Content based image retrieval (CBIR) retrieves an image query Q from a large set of image documents D₀, D₁, D₂, ………., D_N on the basis of their visual content similarity. The performance of a such CBIR system therefore strongly depends on the process known as document indexing – a process of extracting the visual content of the image and representing them as a high dimensional feature vector. The retrieval process is then performed by mapping the images as a set of points in a high dimensional feature space and use the metric between points on this space as a measure of similarity or dissimilarity between images. Thus, the images close to the image query Q are considered similar to the query and will be orderly retrieved based on their degree of similarity or their retrieval status values.

Well-known low-level visual features such as color, shape and texture have been widely employed for document image indexing and retrieval. Despite of their ease of use, however their similarity measure are very sensitive to noise, scale, translation, rotation, and illumination changes. Moreover, the use of low-level visual features does not overcome the so-called semantic gap – the semantic difference between the search results performed by computer and user’s expectation that typically involves high level concepts such as activities, entities or objects, and events. In most cases, the applications robust to the scale, translation, rotation, and illumination changes and at the same time capable of handling the semantic gap are preferable. This short post will describe a such CBIR system that works under the Bag-of-Visual-Words (BoVW) paradigm (https://arxiv.org/pdf/1101.3354.pdf). Using BoVW approach, the local visual descriptors of an image are first transformed into a vector of “visual words” through clustering and encoding processes. The retrieval process is then carried out similar to document text retrieval systems that apply scalable indexing and fast search on the high dimensional vector space. It is noted that, while being computationally cheaper and conceptually simpler, the BoVW based systems have demonstrated comparable or better results than other approaches for image recognition, classification, and retrieval.
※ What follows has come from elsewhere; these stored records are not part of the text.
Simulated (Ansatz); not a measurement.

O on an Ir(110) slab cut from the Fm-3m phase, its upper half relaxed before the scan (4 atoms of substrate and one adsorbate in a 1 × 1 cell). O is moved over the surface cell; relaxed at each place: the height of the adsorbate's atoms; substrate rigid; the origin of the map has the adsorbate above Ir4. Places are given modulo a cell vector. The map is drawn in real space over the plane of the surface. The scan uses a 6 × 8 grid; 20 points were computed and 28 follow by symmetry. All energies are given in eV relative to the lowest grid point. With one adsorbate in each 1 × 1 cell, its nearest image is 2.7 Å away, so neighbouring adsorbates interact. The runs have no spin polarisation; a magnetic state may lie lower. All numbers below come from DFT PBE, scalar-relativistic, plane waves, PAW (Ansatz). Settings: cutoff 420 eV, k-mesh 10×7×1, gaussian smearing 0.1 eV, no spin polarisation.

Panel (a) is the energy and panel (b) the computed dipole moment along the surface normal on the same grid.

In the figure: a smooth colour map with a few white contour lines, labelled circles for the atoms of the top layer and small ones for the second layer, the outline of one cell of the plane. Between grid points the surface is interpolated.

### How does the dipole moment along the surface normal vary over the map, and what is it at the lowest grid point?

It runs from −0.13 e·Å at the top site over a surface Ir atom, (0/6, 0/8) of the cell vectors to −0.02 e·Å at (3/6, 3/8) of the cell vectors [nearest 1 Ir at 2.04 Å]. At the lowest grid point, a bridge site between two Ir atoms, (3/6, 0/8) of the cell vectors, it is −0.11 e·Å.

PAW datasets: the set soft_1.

SIFT AS LOCAL VISUAL DESCRIPTORS

The global features descriptors represent the visual content of the entire image whereas the local features describe a patch within an image. The local features in general are more superior compared to the global features due to their capability of identifying important visual characteristics of the image. In consequence, local features techniques provide better retrieval effectiveness and have a great discriminative power in solving most of the vision problems than the global features. David G. Lowe – University of British Colombia (https://www.cs.ubc.ca/~lowe/papers/ijcv04.pdf), in 2004 proposed a new local features identification schemes known as SIFT (scale invariant feature transform). Using SIFT, although the image is scaled or rotated and even if it undergo a change in illumination the same local interest points such as corners and edges could still be observed. Similar to other local features techniques, SIFT generally involves two main tasks – detecting local interest points and computing its descriptors based on the region centered on the detected interest points. The computation of SIFT based local descriptors is summarized as follows :

Keypoints such as corner of various scale are first observed by convolving the image with a scale-space filter such as LOG (Laplacian of Gaussian) filter of different octaves and blur scale k. The observed keypoints are then localized by comparing each pixel with its 8 neighbours as well as 9 pixels in the previous scales and other 9 pixels in the next scales. This process is subsequently followed by constrast and edge thresholding processes in order to get more accurate local keypoints
A 16×16 neighbourhood around each local keypoint obtained from the previous process is taken and an orientation is assigned to every single pixel in it by computing its gradient magnitude and direction. Next, the 16×16 neighbourhood is divided into 16 sub-blocks of 4×4 size. From each 4×4 window size, a histogram of 8 bins (each bin corresponding to 0-44 degrees, 45-89 degrees, etc) is then generated. The vector representing keypoint descriptors for each image patch is finally obtained by normalizing the 16×8 histogram values. The following two figures, Fig. 1 and 2, show how the orientation of each pixel and keypoint descriptors are created.
Figure 1. Assigning an orientation to the keypoints (https://aishack.in/tutorials/sift-scale-invariant-feature-transform-introduction/)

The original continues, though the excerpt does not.